In the following weeks, Father Reginald did everything in his power to separate me from my only friends in the community, passive aggressively forbidding me to meet them in certain places or talk about what he’d said with anyone. I begged him to stop, but that made matters worse. And then I made the mistake of telling people what he was doing to me. After that, at five separate Masses in a row, he managed to accidentally refuse me Communion– no celiac chalice for my allergy,  giving the only low-gluten Host to an altar server, a different reason every time. To this day, I can’t look at a kitschy prayer card of Saint Francis or a priest in that cassock with the three-knot belt without cringing. And I would rather die than repeat that prayer about perfect charity.

I’ve seen a meme circulating on Facebook lately; perhaps you’ve seen it as well. “Church hurt: if being hurt by church causes you to lose faith in God, your faith was in people not in God.” I presume “Church Hurt” is standard jargon in some circles, but I’ve never heard of it before. I can’t say where this meme originated, but it has to be spoken out against whenever it’s shared. Because that meme is nothing but a cruel, victim-blaming lie.

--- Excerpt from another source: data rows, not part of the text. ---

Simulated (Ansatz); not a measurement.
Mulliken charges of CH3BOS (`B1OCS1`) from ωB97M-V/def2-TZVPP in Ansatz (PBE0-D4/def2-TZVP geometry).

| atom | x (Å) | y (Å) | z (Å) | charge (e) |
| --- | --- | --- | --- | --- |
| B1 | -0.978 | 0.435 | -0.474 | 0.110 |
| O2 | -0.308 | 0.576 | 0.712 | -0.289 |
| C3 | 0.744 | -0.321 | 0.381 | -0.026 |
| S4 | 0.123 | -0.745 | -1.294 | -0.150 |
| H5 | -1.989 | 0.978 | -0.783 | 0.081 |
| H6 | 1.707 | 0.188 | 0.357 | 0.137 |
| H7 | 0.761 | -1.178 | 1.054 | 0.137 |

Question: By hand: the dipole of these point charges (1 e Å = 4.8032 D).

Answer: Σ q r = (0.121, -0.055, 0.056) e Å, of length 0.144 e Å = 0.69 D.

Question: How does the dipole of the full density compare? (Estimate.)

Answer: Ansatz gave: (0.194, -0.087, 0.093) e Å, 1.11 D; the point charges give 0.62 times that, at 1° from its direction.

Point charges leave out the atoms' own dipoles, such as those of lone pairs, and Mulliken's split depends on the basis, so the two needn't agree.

People learn about God from Creation and, most of the time, from other people. This is not a bug; it’s a feature. Christ Himself commanded the disciples to preach the Gospel to others. He could have appeared to each person individually, but He chose to send spokespeople instead. Yes, sometimes God intervenes miraculously. Sometimes an unbeliever is struck blind by a vision of Christ and converted on the spot. Usually, though, we learn about Christ from Christians. My friend who was nonreligious but was abused for years by her boyfriend’s Catholic family did not become a Christian; instead, she became very opposed to organized religion for a very long time. This was not because of a lack of faith on her part. It was because she did what humans do– she learned about Christ from Christians. And based upon what Christians told her through their actions, Christ appeared to be a fraud. My other friend, who was bullied mercilessly in Catholic schools until she was withdrawn in the sixth grade, also learned that the Christ they worshiped was a fraud. I’ve met two people recently who left their faith because of how the people in their church responded to their mental health struggles– how could a God that had no help or love for His children suffering that terrible cross be anything but a fraud? And I have other friends who witnessed the hypocrisy of Catholics in Traditionalist and homeschooling circles and are still very angry at the Church.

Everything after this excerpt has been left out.